To fully test the effectiveness of the proposed framework, two different databases were used. The first one was collected in a near-field cellphone setting, which includes around 3000 hours data. The second is an in-house database which containing 2400 hours online audio data.

The near-field waveforms in the original databases were artificially corrupted by a room simulator, and then processed by adding different levels of noise and reverberation. Room simulator described in [24] was used. We randomly chose different room dimensions and the position of microphone array from a pools of samples. Room configurations with RT60s range from 50 to 500 ms. In this simulation task, we used two microphone arrays to generate two-channel recordings. The spacing of the microphone array was set as 4cm for training set. When adding noise, the level of noise is varying from utterance to another, with SNR obey to normal distribution from 0 to 20 dB. The distance between speech source and microphones varies in range of 0.5 to 7m. To test the robustness against the varying angle between speech source and interference, azimuths of speech and noise were randomly chosen from range of $\pm 180$ degrees and elevation of speech and noise was constrained to be between [0.6m, 2.0m] and [0.4m, 3.0m]. We composed a evaluation set by randomly selecting utterances from the full-sized database. It roughly contains 15K utterance and is around 15h hours. Same simulation process was used as the training set.
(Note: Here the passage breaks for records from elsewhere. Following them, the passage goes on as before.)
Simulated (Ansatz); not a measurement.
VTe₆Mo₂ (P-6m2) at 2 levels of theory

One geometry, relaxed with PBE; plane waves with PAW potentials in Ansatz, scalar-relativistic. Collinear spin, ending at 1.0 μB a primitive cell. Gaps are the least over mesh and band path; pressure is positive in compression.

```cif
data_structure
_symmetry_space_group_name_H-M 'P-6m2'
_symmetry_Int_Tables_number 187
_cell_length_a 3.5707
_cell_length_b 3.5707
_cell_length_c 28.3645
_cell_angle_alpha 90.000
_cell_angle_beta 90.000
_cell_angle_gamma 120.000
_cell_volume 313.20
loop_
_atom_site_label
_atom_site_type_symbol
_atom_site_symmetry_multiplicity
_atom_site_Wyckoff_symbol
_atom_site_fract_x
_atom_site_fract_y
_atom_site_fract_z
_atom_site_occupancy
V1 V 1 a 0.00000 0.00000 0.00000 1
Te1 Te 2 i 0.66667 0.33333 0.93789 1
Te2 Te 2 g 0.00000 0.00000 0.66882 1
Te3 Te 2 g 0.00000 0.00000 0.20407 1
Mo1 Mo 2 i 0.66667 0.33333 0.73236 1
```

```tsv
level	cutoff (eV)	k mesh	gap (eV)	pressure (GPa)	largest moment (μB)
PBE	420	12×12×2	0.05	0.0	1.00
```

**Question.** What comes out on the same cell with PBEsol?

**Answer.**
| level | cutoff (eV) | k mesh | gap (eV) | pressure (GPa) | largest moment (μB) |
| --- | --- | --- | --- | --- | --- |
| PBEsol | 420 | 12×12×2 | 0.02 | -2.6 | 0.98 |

For the in-house real data, online audio data are anonymiz-ed and extracted from on-line service. Compared to simulated data, real data is usually recorded in a less complicated environment with fewer noise sources and smaller room size which results in a higher SNR and lower reverberation. On the other hand, real data is more in-domain and has less generalization.

The baseline system is a transformer based CTC/Attention speech recognition system with conventional beamforming. GSC with five look directions and DOA was used to obtain the enhanced speech signal. Filter-bank features with 40 dimensions were then extracted before sent to the encoder. The inputs were optionally processed by offline weighted prediction error (WPE) for de-reverberation [25]. The number of look direction $P$ in neural beamforming was chosen as 10 and the number of filters in spectral filtering part is 40.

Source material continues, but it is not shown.